Sheriff's Office will need time to train 10 new deputies financed by budget increase.
When Manatee County Sheriff Rick Wells started the new fiscal year Oct. 1, he was armed with nearly $1 million more than last year to put deputies on Manatee County roadways.
Now the Sheriff’s Office is diligently working to hire and train 10 new deputies to help meet the demands from growth on the Sheriff’s Office, as well as to fill 10 positions lost through attrition.
“We are constantly recruiting and trying to fill vacancies,” Wells said. “The challenge is finding qualified people.”
With funding now in place, the Sheriff’s Office will continue recruiting candidates, and it might sponsor an academy, which would mean it would prescreen and hire a group of deputies and then pay for them to attend Manatee Technical College’s Law Enforcement Academy. Schooling costs about $5,000 per deputy, plus the new hires are paid to go through training.
Wells said such a program ensures academy graduates are employable and gives the Sheriff’s Office deputies immediately upon student graduation.
After deputies graduate and are hired by the Sheriff’s Office, they are first assigned to the Telephone Reporting Unit to get hands-on training that deals with the public and writes police reports.
Wells said that detail typically lasts one to four months or until there is a large enough group of new hires to begin 12 weeks of field training. Successful training then means deputies can be assigned for patrol or other duties.

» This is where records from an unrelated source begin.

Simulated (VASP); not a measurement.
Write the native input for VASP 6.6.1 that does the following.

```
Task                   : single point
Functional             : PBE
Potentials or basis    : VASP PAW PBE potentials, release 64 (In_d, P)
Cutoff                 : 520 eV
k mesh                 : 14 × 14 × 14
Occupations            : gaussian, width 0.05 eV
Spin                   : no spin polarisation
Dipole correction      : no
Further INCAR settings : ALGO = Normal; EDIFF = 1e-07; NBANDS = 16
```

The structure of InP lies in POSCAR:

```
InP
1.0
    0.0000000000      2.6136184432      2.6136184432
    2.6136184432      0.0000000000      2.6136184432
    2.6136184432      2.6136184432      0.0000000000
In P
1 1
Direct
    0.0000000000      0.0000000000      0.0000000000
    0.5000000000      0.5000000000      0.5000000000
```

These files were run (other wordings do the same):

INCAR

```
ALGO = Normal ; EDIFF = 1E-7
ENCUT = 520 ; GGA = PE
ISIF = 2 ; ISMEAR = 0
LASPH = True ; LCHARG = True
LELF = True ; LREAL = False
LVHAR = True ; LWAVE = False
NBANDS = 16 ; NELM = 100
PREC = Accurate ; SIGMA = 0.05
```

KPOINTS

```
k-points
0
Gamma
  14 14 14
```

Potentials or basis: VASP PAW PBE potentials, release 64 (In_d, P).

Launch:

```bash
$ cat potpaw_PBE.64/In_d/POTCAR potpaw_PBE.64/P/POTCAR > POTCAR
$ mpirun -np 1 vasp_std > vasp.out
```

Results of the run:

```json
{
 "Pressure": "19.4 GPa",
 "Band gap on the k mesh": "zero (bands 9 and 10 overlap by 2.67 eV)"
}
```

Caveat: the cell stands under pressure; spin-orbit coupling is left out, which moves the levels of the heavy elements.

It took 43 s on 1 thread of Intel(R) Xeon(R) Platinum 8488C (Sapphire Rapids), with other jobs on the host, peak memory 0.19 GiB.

Wells said that of the 10 new positions, at least one will be assigned to the traffic unit to help keep up with demand from roadway accidents and speed enforcement. He said Florida Highway Patrol isn’t properly staffed to respond to roadway accidents, and the Sheriff’s Office is now handling about 200 crashes per month, so residents aren’t waiting for two to three hours for a highway patrol officer to arrive on scene.
“We get a lot of traffic complaints,” Wells said. “We understand the issue. We are doing everything we can to respond to those complaints. Most of it is speeding. We’re picking up the slack for the Florida Highway Patrol. They’re so understaffed.”
He said he has not figured out placement for the other hires. However, he expects many will help in District 3, which spans from east of Interstate 75 from University Parkway to the Manatee River, as well as all unincorporated territory north of the river, including Parrish, Ellenton and Palmetto. It covers about 740 square miles.
Wells said he still wants to create a new unit to cover the greater Lakewood Ranch area, but it likely will take at least two more years, assuming the county continues to fund more deputy positions. The idea is to split up District 3 to separate the area north of the Manatee River from the greater Lakewood Ranch area south of the river. Wells said creating such a unit would take about $2.5 million.
“We’re going to need positions every year until we get caught up with this growth or until it slows down — I don’t see that happening anytime soon,” Wells said. “We still have deputies out there working that zone. We’re making it work.”
Wells said having a temporary substation at 14544 Arbor Green Trail, just east of Lorraine Corners shopping plaza, has benefited deputies and residents alike. Since it opened in January, the substation has provided deputies with a place to complete reports and other business without having to drive to a substation out of their patrol zone. Wells said that helps decrease response times and increases proactive patrols.
Residents have also had a convenient location at which to report crimes, he said.
Wells said it will be a year before at least some of the 10 new patrol deputies will be ready for the road, but the Sheriff’s Office is working to address the community’s needs as best it can.